- By Zac Amos
- September 16, 2024
- Feature
Summary
Understanding the right timing for implementing automation requires planning.

Even small businesses benefit from automation as technology advances and artificial intelligence (AI) becomes more commonplace. Entrepreneurs see the benefits of freeing up humans for creative tasks, management and growth. Understanding the right timing for implementing automation requires planning.
Questions to determine if a business is ready for automation
According to a Markets and Markets report, global AI will reach $407 billion by 2027. Many new companies come on board with the latest technology and automation. However, determining if they’re ready to automate some of their processes is complex. Investing in software and machines can be expensive, and the return may take years to come to fruition. Here are some questions leadership should ponder before moving into new technologies:
- Which processes are repetitive?
- Does the workflow need to be improved?
- How much time do employees spend on each task?
- Has accounting or marketing crunched the numbers on a return on investment for automating tasks?
- Does the company have the technical staff to support automation?
- Will employees adapt to the changes and come alongside the brand’s efforts?
Companies can work toward eventual AI help by breaking the adjustments into smaller steps if the answers to these questions make automation seem impossible. Work through each one until business processes flow smoothly and additional changes become clearer.
1. Assess team readiness
Staff members must be ready to embrace automation, or it will surely fail. Companies should start by discussing the need for new technology, explaining how it will help workers do their jobs more efficiently and focusing on higher-order company needs. Once employees understand that machines aren’t taking over their jobs but simplifying them, they’ll be more open to accepting the change.
2. Identify data silos
Organizations that have been around for a while might separate data from one another on different software or databases. Repeated information or sections that are hard for all departments to access can create bottlenecks in company processes.
Data silos must be identified and combined in a single program and data center before automation can be implemented successfully. Around 50% of nonprofit professionals say their organizations have several tools to do the same thing. Using multiple software options also creates higher costs.
3. Crunch numbers
Leadership should crunch the numbers of how much lack of productivity and bottlenecks cost the company before adopting new processes. Next, they should compare the results to the cost of installing automation. The goal is for the company to have an excellent return on investment (ROI) in the shortest time possible. If ROI is in the negative, the time might not yet be right for adopting AI or robotic automation.
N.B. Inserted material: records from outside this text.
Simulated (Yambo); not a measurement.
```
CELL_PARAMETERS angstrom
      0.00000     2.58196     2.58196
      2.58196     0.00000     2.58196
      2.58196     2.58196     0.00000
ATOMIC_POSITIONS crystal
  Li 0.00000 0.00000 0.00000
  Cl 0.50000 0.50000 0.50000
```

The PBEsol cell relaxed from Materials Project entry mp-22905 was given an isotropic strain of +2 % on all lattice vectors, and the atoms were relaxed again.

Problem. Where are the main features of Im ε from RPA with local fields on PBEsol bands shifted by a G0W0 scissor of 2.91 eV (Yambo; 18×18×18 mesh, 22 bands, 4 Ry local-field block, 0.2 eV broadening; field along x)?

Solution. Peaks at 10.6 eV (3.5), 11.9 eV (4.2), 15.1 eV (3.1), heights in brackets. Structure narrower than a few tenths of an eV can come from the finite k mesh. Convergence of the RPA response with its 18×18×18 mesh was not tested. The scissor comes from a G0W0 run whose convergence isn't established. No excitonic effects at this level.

Consider all factors, such as combining positions to free workers to do more than before. The ideal way to get people on board for changes is not to replace them as they leave the company or retire so no jobs are lost.
4. Identify jobs robots can do
Robotic process automation (RPA) is software that mimics human actions, such as physically moving a file from one location to another. RPA can also pull order information from emails or forms and enter it into a database.
Many companies are turning to RPA to fill labor shortages in skilled areas, such as tech support. Around 56% of IT leaders mention they don't have enough staff to cover needs and another 64% worry over the lack of experience in their departments.
Turning to robotics to handle repetitive tasks is the first area businesses might look to add automation. Talk to the people in those roles about what things could be handled by software and how it might fill a need they have in their position.
5. Look at scalability
Understanding scalability can ensure a company's investment in automation pays off with an excellent ROI. Leaders must look for tools that adapt to growth. Management must plan for where they want the business to be in five or 10 years rather than only considering where it currently is.
Some AI tools offer expansion and will grow with a brand. Others are more limited in their scope. Comparing the company budget and features ensures the business invests in the right software that will be compatible with workflow today and in the future.
6. Solve pain points
Brands must spend time identifying bottlenecks and pain points for their users. Can automation fix the problem? Anything leadership can do to create a more positive customer experience helps the brand grow.
Coming up with solutions for customer pain points before they know they have them is crucial to remaining competitive. Poll customers, pay attention to complaints and run complex reports to see what changes would most impact user experience.
Take it slow and test
Automation takes time. Start slow with something simple before moving on to more complex processes. Seek a software solution that grows as automation expands rather than taking bits and pieces from different programs. Test each new addition and get employee feedback to ensure the technology works for company, staff and customer needs. Testing and moving in phases ensures embracing automation will be a positive experience for everyone.